Recent advances in machine learning (ML) and artificial intelligence (AI) are increasingly being adopted by people worldwide to make decisions in their daily lives. Many studies are now focusing on developing ML agents that can make acceptable predictions about the future over various timescales. This would help them anticipate changes in the world around them, including the actions of other agents, and plan their next steps. Making judgments require accurate future prediction necessitates both collecting important environmental transitions and responding to how changes develop over time.
Previous work in visual observation-based future prediction has been limited by the output format or a manually defined set of human activities. These are either overly detailed and difficult to forecast, or they are missing crucial information about the richness of the real world. Predicting “someone jumping” does not account for why they are jumping, what they are jumping onto, and so on. Previous models were also meant to make predictions at a fixed offset into the future, which is a limiting assumption because we rarely know when relevant future states would occur.
A new Google study introduces a Multi-Modal Cycle Consistency (MMCC) method, which uses narrated instructional video to train a strong future prediction model. It is a self-supervised technique that was developed utilizing a huge unlabeled dataset of various human actions. The resulting model operates at a high degree of abstraction, can anticipate arbitrarily far into the future, and decides how far to predict based on context.
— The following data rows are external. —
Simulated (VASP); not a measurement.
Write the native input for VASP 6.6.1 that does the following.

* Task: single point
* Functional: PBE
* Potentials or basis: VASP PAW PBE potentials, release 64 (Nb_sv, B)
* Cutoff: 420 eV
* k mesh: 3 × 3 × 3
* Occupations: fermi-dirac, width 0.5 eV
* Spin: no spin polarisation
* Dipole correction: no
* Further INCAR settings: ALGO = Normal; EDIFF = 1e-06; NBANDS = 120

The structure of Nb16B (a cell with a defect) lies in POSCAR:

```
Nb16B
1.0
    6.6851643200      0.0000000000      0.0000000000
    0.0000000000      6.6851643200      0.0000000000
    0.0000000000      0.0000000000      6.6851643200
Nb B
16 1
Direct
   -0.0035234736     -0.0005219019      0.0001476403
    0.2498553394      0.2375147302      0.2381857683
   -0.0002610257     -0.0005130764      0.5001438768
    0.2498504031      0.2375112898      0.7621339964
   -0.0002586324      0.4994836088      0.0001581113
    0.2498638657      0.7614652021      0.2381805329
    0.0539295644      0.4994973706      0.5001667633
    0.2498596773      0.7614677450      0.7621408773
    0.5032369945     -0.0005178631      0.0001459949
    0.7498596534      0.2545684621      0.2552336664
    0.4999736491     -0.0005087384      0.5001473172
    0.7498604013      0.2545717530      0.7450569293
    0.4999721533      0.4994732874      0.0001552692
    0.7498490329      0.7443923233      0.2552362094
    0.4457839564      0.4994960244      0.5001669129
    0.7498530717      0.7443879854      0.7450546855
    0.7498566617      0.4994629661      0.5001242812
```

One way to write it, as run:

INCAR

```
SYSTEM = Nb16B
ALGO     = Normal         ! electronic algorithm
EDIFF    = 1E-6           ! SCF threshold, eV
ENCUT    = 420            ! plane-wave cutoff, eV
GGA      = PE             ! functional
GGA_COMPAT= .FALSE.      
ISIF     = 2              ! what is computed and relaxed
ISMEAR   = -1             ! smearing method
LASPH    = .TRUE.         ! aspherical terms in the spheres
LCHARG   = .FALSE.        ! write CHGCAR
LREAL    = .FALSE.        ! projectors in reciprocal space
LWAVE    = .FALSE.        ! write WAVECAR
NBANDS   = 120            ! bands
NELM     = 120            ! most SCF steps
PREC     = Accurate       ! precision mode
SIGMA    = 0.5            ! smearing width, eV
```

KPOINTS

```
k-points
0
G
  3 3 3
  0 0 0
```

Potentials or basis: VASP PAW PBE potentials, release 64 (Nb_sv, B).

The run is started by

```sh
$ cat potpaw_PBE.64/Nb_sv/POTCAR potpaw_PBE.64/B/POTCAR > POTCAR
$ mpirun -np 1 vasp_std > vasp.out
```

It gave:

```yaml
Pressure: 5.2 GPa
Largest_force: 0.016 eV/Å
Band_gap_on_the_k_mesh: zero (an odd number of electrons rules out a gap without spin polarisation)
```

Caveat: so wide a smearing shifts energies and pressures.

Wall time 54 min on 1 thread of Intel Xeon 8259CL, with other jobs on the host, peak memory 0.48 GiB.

This method is based on representing narrated videos as graphs. The videos are viewed as a network of nodes, ranging from video frames to narrated text portions encoded by neural networks. MMCC creates a network from the nodes during training. For this, it employs cross-modal links to connect video frames and text segments that relate to the same state and temporal edges to connect the present and future. The temporal edges work in both modalities, starting with a video frame, some text, or both, and connecting to a future (or past) state. MMCC accomplishes this by learning a latent representation shared by frames and text and generating predictions in that space.
The researchers use the concept of cycle consistency to learn the cross-modal and temporal edge functions without supervision. The development of cycle graphs, in which the model creates a series of edges from a starting node to other nodes and back, is referred to as cycle consistency. To do this, the model first assumes that frames and text with the same timestamps are counterparts but eventually relaxes this assumption. The model then predicts a future state, and the most similar node to this prediction is chosen. After this, the model reverses the preceding processes by forecasting the present state backward from the future node, connecting the future node to the start node.
The cycle-consistency loss is the difference between the model’s forecast of the present from the future and the actual present. According to researchers, the training goal needs the anticipated future to have sufficient knowledge about its history to be invertible. This results in forecasts corresponding to meaningful changes in the same entities (e.g., tomato becoming marinara sauce). Furthermore, the resulting prediction in either modality is meaningful, which is ensured by including cross-modal edges.
MMCC is trained using only long video sequences and randomly sampled starting conditions (a frame or text excerpt), asking the model to find temporal cycles. After training, MMCC can identify meaningful cycles that capture complex changes in the video.
The temporal and cross-modal edge functions were learned end-to-end using the soft attention technique. This approach first calculates the likelihood of each node being the edge’s target node and then “picks” a node by averaging all available choices. The cyclic graph constraint makes few assumptions about the types of temporal edges the model should learn, as long as they create a cyclic pattern. This allows the creation of long-term temporal dynamics that are important for future predictions to evolve without the need for manual labeling of significant changes.
To identify important transitions over time in a video, MMCC assigns a “likely transition score” to each pair (A, B) of frames in the movie based on the model’s predictions – the closer B is to our model’s forecast of A’s future, the higher the score. The highest-scoring pairings of present and future frames found in previously unseen videos are then ranked according to this score and shown. By establishing an ordering that maximizes the overall confidence ratings across all adjacent frames in the sorted sequence, this approach can also be used to temporally sort an unordered collection of video frames without any fine-tuning.
The researchers use the top-k recall metric to test the model’s ability to foresee action in advance. This metric assesses the model’s ability to recover the correct future (higher is better).
The results show that MMCC surpasses previous self-supervised state-of-the-art models in inferring possible future actions on CrossTask, a dataset of instruction videos with labels identifying essential phases.